PROC LOESS implements a nonparametric method for estimating local regression surfaces pioneered by Cleveland (1979); also refer to Cleveland et al. (1988) and Cleveland and Grosse (1991). This method is commonly referred to as loess, which is short for local regression.

PROC LOESS allows greater flexibility than traditional modeling tools because you can use it for situations in which you do not know a suitable parametric form of the regression surface. Furthermore, PROC LOESS is suitable when there are outliers in the data and a robust fitting method is necessary.

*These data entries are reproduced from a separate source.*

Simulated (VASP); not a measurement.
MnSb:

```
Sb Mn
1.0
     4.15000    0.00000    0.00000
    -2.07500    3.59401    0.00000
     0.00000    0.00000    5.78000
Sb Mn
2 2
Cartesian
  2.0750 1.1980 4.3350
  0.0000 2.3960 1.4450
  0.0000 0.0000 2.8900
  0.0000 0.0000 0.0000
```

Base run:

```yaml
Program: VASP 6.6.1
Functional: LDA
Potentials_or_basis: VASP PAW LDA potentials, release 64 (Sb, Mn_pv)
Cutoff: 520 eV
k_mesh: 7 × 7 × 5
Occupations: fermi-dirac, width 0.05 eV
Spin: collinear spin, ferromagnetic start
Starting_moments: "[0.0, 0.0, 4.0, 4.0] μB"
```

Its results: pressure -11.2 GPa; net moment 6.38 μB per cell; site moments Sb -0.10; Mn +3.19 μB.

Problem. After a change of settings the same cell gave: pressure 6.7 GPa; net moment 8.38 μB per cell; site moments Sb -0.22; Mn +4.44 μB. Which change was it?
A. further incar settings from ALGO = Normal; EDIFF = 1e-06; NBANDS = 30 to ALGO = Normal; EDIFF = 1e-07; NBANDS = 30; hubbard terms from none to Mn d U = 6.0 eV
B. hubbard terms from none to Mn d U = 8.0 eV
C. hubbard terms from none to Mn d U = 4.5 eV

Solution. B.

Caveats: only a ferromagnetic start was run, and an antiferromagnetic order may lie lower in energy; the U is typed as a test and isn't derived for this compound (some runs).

The main features of PROC LOESS are as follows:
  • fits nonparametric models
  • supports the use of multidimensional predictors
  • supports multiple dependent variables
  • supports both direct and interpolated fitting using kd trees
  • computes confidence limits for predictions
  • performs iterative reweighting to provide robust
  • fitting when there are outliers in the data
  • supports scoring for multiple data sets
    Local Regression and the Loess Method Assume that for i = 1 to n, the ith measurement yi of the response y and the corresponding measurement xi of the vector x of p predictors are related by
    yi = g(xi) + ei

    where g is the regression function and ei is a random error. The idea of local regression is that near x = x0, the regression function g(x) can be locally approximated by the value of a function in some specified parametric class. Such a local approximation is obtained by fitting a regression surface to the data points within a chosen neighborhood of the point x0.


    In the loess method, weighted least squares is used to fit linear or quadratic functions of the predictors at the centers of neighborhoods. The radius of each neighborhood is chosen so that the neighborhood contains a specified percentage of the data points. The fraction of the data, called the smoothing parameter, in each local neighborhood controls the smoothness of the estimated surface. Data points in a given local neighborhood are weighted by a smooth decreasing function of their distance from the center of the neighborhood.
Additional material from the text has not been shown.